In “Voices of Our Foremother,” the author discusses how she always felt like a motherless child because she was adopted at the age of two by some European American parents. She felt distant from her culture and left out of the black community until she went to college. Once in college, she states, “I began my journey home.” (Birney 49) She began to learn about African American culture and history and she was able to learn about her people, from her own people’s perspective, or from their perspective. “The fact that black women were teaching… from a black woman’s perspective touched me.” (Birney 50) She felt connected to what she was learning.
` Another point that she discussed was how her teachers cared about her. She says, “they were concerned with my mind, body and spirit, past, present and future.” She describes these African American teachers as “other mothers”, who know that raising a child is a community effort; one which they willingly embrace.
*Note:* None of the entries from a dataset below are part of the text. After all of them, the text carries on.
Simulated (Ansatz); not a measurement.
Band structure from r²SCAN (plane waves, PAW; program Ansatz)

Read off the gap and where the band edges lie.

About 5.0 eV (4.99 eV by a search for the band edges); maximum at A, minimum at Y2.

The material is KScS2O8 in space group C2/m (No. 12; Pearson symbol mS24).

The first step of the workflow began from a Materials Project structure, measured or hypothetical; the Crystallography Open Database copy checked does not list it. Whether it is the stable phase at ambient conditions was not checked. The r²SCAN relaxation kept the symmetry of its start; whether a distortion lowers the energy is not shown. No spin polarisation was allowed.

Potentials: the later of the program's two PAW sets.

One thing that I really appreciate about the atmosphere here at Spelman is all of the African American teachers. Because they are caring and nurturing, there is that sense of a mother away from home; someone whom is genuinely concerned about you and your well being and your grades and your health. I appreciate that because in a certain aspect, because of that relation I tend to learn more and listen more and take heed of what I’m being told because the familiarity of the relationship. I also appreciate that our teachers are allowed to teach from they own individual perspectives as African American women. So not only do I gain knowledge, but I gain perspective as well; not only perspective, but the peculiar, unknown, seemingly unheard of perspective of the minority, something that is thought to be myth, but indeed does exist.